Tuesday, July 3, 2012

A House of Order, Part 2: Sticking to your plan

By Melanie Skelton
Part 1 of this series focused on mapping out your curriculum. I hope you all have a great plan mapped out and are jumping into a new school year with the same enthusiasm we are. Now it is time to face the reality. Somebody is going to try to foil your plan.
Who? The list of possibilities is endless – your children, your mother, your neighbor, other home educators, or even yourself. It will most likely be a combination of all of these.

How? Your children will want to watch television or play rather than get to work Your mother may call in the middle of the great project you are doing or book you are reading with the children. Your neighbor may knock on the door and need some great favor or want to visit. Other home educators may lure you into too many activities outside of your home, leaving little time for what really matters. And you…well, I can’t say what your weaknesses are, but I foil my own plan by checking e-mail, answering the phone, planning appointments or starting projects all during the hours I planned to do school with my children. I usually only plan to spend a few minutes doing these things and then we will get right to school. But the reality is that at the end of an unfocused day I don’t feel the same sense of peace and accomplishment as when I have truly spent quality time with my children exploring the subjects of the day.

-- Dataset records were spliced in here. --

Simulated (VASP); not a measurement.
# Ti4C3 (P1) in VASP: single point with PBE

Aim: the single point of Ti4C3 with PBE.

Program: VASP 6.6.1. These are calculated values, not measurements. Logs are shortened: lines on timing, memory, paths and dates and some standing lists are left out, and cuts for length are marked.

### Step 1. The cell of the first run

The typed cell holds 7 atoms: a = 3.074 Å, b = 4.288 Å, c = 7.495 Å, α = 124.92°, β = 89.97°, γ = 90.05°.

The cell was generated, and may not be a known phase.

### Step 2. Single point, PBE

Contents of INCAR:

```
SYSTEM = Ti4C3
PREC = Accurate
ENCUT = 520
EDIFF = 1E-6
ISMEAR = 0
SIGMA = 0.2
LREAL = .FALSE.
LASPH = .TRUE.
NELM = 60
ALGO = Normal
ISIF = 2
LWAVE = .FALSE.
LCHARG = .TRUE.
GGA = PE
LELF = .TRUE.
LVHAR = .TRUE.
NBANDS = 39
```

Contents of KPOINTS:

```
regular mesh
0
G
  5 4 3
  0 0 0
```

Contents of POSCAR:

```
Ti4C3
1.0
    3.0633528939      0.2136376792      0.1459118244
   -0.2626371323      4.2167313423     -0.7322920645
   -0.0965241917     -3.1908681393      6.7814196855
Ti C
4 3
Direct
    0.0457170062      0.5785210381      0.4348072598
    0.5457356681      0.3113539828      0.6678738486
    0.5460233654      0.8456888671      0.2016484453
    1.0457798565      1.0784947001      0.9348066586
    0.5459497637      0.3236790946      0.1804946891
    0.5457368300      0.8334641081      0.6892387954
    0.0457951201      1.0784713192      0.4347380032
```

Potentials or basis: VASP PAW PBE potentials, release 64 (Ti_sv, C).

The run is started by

So how do we avoid these interruptions that can devastate a great school day? We must choose. Most interruptions can wait. I understand that there may be situations where there is a true emergency or urgent situation that needs attention, but these are the exception. I repeat… most interruptions can wait.
Establish firm habits with your children concerning television or other distractions from school work. Charlotte Mason says that “habit, in the hands of the mother, is as his wheel to the potter, his knife to the carver-the instrument by means of which she turns out the design she has already conceived in her brain.” Habit is a powerful tool in helping children to remain focused on learning. As the parent you can instill this habit lovingly. The key is consistency. This is where it becomes critical to eliminate the other interruptions from your life so that you are not being pulled away from your children at a moment when your attention will make the difference.

Help the people who are close to you understand that you will not answer the telephone, door or e-mail during the hours you choose to do school. One friend puts a stop sign up on her door as a friendly reminder that school is in session. Owning an answering machine or subscribing to voicemail will allow you to monitor your messages in case there is a situation that is a true emergency. I check my messages when I have given my children a ten minute break. Otherwise, we let the phone ring.

Choose activities in your home school community carefully. In our community there are always classes in art, drama, language, geography and more. Some offer co-op groups for boys, girls, teens, preschooler or a combination. We see chess clubs, nature clubs and clubs for anything else a person can dream up as well as sports opportunities. Convincing yourself that activities like these are providing most of what your child needs in their education is concerning. Over the years and through many co-ops and activities I have come to the conclusion that my children learn best at home. Believe me, I’ve tried to justify every kind of co-op I could create join or create. In the end, it has never been as effective as what I can do with my children at home on a focused day. There may be a place for carefully selected activities in your plan. But these types of activities have sometime been my largest interruptions from accomplishing my goals with my children. If you choose to participate in these types of activities, try to choose ones that are at the beginning or ending of the week, in the afternoon, or at times when it will conflict the least with your plan.

How do we keep from foiling our own plans? This is probably the biggest question. In the end, I am the person who decides whether to answer the phone, check the e-mail or to justify working on that project “just for a minute”. Habit, again, is a powerful master. You just have to decide to change the habit that is keeping you from achieving the plan you have set out to accomplish, and then stick to it. If this change is too overwhelming, change one little habit or part of a habit at a time. It is better to make a slow change and have it be permanent than to get discouraged with an overwhelming plan. Remember that your children are worth it. Habits you establish now will pay off later.

As a final note, enjoy the ride. All of this habit changing and choosing to stay home with your children doesn’t mean you can’t have fun; quite the opposite. You will find that as you create a “House of Order” by having a plan and having control of that plan you will find other ways to be flexible, enjoy your children and treasure each moment.